Update dependencies and megatron for transformers==5.2.0.

FurtherAI · FurtherAI · commit f9c98bc302b2 · 2026-03-04T06:45:17.000Z
diff --git a/pyproject.toml b/pyproject.toml
@@ -46,8 +46,9 @@ megatron = [
     "transformer-engine==2.11.0",
     "transformer-engine-cu12==2.11.0",
     "transformer-engine-torch==2.11.0",
-    "megatron-core==0.15.2",
-    "megatron-bridge==0.2.0rc6",
+    "megatron-core==0.16.0rc0",
+    "pybind11>=2.13.6",
+    "megatron-bridge",
     "nvidia-ml-py==13.580.82",
     "ml-dtypes>=0.5.0 ; python_full_version < '3.13'",
 ]
@@ -125,16 +126,20 @@ required-version = ">=0.6.15"
 override-dependencies = [
     "transformer-engine>=2.11.0",
     "numpy<2",
+    # Keep flashinfer aligned with vLLM; Megatron's dev extra pins <0.6 but ART
+    # does not use flashinfer through Megatron runtime paths.

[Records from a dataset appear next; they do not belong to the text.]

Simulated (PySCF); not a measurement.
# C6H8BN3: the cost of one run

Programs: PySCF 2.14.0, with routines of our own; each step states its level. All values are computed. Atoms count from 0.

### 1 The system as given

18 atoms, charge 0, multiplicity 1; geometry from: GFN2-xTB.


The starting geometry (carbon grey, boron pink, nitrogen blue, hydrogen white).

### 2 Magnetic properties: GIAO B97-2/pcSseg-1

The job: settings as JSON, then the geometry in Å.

+    "flashinfer-python==0.6.1",
     # Override unsloth's overly strict constraint on transformers — v5.x
     # is confirmed working per unsloth February-2026 release notes
     "transformers==5.2.0",
 ]
-exclude-dependencies = ["pynvml"]
+exclude-dependencies = ["pynvml", "emerging-optimizers"]
 no-build-isolation-package = ["apex", "transformer-engine", "transformer-engine-cu12", "transformer-engine-torch", "megatron-core", "megatron-bridge", "nv-grouped-gemm", "mamba-ssm", "causal-conv1d"]
 
 [tool.uv.extra-build-dependencies]
 apex = ["torch>=2.8.0"]
 transformer-engine-torch = ["torch>=2.8.0"]
+megatron-core = ["pybind11"]
 
 [tool.uv.extra-build-variables]
 apex = { APEX_CPP_EXT = "1", APEX_CUDA_EXT = "1", APEX_FAST_LAYER_NORM = "1", APEX_PARALLEL_BUILD = "16", NVCC_APPEND_FLAGS = "--threads 4" }
@@ -210,3 +215,4 @@ dev = [
 [tool.uv.sources]
 panza = { git = "https://github.com/corbt/panza.git" }
 apex = { git = "https://github.com/NVIDIA/apex.git", branch = "25.09" }
+megatron-bridge = { git = "https://github.com/NVIDIA-NeMo/Megatron-Bridge.git", rev = "75f2c5ad4afb702b57b4781a00f5291a66bcf183" }
diff --git a/src/art/megatron/provider.py b/src/art/megatron/provider.py
@@ -64,4 +64,5 @@ def _flex_attention_layer_spec(
     provider.moe_router_dtype = "fp32"
     if provider.tensor_model_parallel_size > 1:
         provider.sequence_parallel = True
+    provider.finalize()
     return provider
diff --git a/uv.lock b/uv.lock